A LEAKED email seen by the News suggests the Conservative leadership of Wokingham Borough Council considered using council money to give their candidates a helping hand in this month's local elections.

The email from Keith Baker, leader of the council, was sent on February 10 after the borough was given £2.1m of transitional relief funding.

The Westminster grant was given to a number of councils to help them cope with drastic reductions in their funding.

The dynamite note outlines how the Tories were planning to strengthen their chances at the May 5 elections which saw little change in the council's make up with the Conservatives winning two seats whilst losing one.

It's unclear from the email what specific purpose the money would have been used for. In the email cllr Baker suggests two points.

It reads: "1. We use the £2.1m to cover the shortfall instead of using the reserves.

"2. We take a long hard look at whether we can release some of the £1.7m reserves that was earmarked to cover the shortfall to provide a 'boost' to candidates on election year by some additional spending in some critical areas; I expect the Budget Group will be major contributors on this.

"For item 2, if this is possible, the plan would be to not announce it at the budget setting meeting [February 18] but do it sometime afterwards, say March.

"This would need to take into consideration the purdah period but we think we can do this."

Purdah is a period before an election where there are restrictions on the activity of politicians and council officers.

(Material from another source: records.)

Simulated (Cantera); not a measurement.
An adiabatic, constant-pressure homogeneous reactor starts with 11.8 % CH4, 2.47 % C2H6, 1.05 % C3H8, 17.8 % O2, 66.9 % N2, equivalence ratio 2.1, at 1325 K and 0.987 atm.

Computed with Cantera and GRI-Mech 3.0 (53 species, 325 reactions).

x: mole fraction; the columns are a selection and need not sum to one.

When challenged on the email at a meeting of Wokingham Borough Council on Thursday, May 19, he told councillors: "I don't comment on leaked documents. That didn't happen. It's something that was a suggestion and it didn't happen."

Responding to his comments at the meeting, Prue Bray, leader of the Liberal Democrat opposition said their party had launched an official complaint.

But she explained they and had only held off calling a vote of no confidence because it needed seven day's notice and the backing of 10 councillors.

"I can't come up with another way the email he sent on 10th Feb can be interpreted as he wanted to spend council money to give conservative candidates an advantage in the elections," she said.

"Whether this happened in neither here nor there.

"We think cllr Baker should stand aside. We need a leader who will put the interests of the borough in front of his own political party."

Speaking the morning after the meeting cllr Baker said: "I reject wholeheartedly the accusations made by the Leader of the Liberal Democrats.

"What her leaked document doesn’t show is the long trail of emails in which the option she points to was swiftly rejected by myself and other Members of my Group.

"The option in my email had been suggested by another Member.

"I also do not think that the Liberal Democrat Leader should be calling other people’s integrity into question.

"When she was challenged in the meeting about misleading residents in the press over why Council could not debate the Elms Field petition, she again claimed that it was not a live planning application.

"This is completely untrue. Not only was it stated in the same article in which she was quoted, by a Council spokesperson, but has again been confirmed by officers.

"This is yet another example of the Leader of the Opposition making comments that are wide of the mark, as she did during the election."